After realising how much fun it was to play, he worked with his family to turn it into fully-fledged product and gifted the rights – and future profits – to Alzheimer’s WA.
“He said, ‘I’m going to gift it to charity, I don’t need the money, they do,’” the Oakford resident said.
“It was as simple as that; he would give you the shirt off his back if you needed it.”
Having taken up her father’s legacy to publish, promote and host school competitions for Numero, Julie spoke excitedly about Wednesday’s challenge at Duncraig SHS.
“It was so close, extremely close, the Carey Baptist College team won by only five points.
“The runner up was Duncraig SHS and third place went to Perth Modern School.

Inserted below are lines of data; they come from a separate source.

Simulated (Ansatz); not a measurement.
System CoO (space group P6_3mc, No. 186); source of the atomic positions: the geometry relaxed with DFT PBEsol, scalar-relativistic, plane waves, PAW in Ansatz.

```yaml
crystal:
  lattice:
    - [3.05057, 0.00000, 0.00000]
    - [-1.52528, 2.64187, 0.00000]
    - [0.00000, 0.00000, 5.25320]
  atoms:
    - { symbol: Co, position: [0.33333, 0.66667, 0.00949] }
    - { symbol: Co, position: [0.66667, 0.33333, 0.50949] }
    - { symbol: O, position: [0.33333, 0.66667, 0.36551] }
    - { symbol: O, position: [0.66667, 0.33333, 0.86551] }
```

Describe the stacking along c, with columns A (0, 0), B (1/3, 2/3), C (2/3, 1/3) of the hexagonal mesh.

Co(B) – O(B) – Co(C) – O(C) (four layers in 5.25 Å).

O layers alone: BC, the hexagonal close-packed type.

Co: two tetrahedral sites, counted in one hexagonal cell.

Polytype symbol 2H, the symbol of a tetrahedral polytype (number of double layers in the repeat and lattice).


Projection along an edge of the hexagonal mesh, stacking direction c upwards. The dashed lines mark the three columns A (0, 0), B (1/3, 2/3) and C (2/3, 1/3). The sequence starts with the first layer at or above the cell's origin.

“It was great fun, it’s always fun. The sportsmanship and behaviour of these students is second-to-none.
“To see the comradery between schools, they all talk to each other, you see hands being shaken at the end of each game, it’s phenomenal,” Julie said.
Having proven a hit in schools, Numero is the subject of two, annual, interschool competitions – the AFG Interschool Primary Numero Challenge and the Frank Drysdale Secondary Interschool Numero Challenge – that have been running for decades under the sponsorship of local education resource business, Campion Education.
Head of Maths at Carey Baptist College said students at the school have been playing Numero since 2007.
“I have a Numero group on a Thursday, about 15 or so kids come and play in groups at lunch time.
“It’s very good for kids practising their mentals skills, practising their tables as they do it, using square roots and cube roots and all of that.
“You’ve got to think, ‘I’m going to add those two together, then multiply them with this’ – it’s challenging for those top students, there are some brilliant plays you can do.
“A lot of our kids enjoy playing Uno but there isn’t the mental stimulation there. With Numero it’s a lot more stimulating and academic.”
With a tireless schedule revolving around her advocacy of the game, Julie has recently received a grant to develop a software application for Numero.
“It will allow students to play the game virtually against the computer or against another student within their school,” Julie said.
“It will also allow the student to play a solitaire version of Numero. Both these options will benefit the real-world version of the game, which will continue to develop the maths conversations, socialisation and dexterity required to play Numero with the actual cards.
“At the end of the event on Wednesday, the Kelmscott SHS team had to wait for their bus and do you know what they were doing? They were playing Numero,” Julie said.
“We lost Dad 11 years ago but I like to think he’s still pleased with what’s happening.”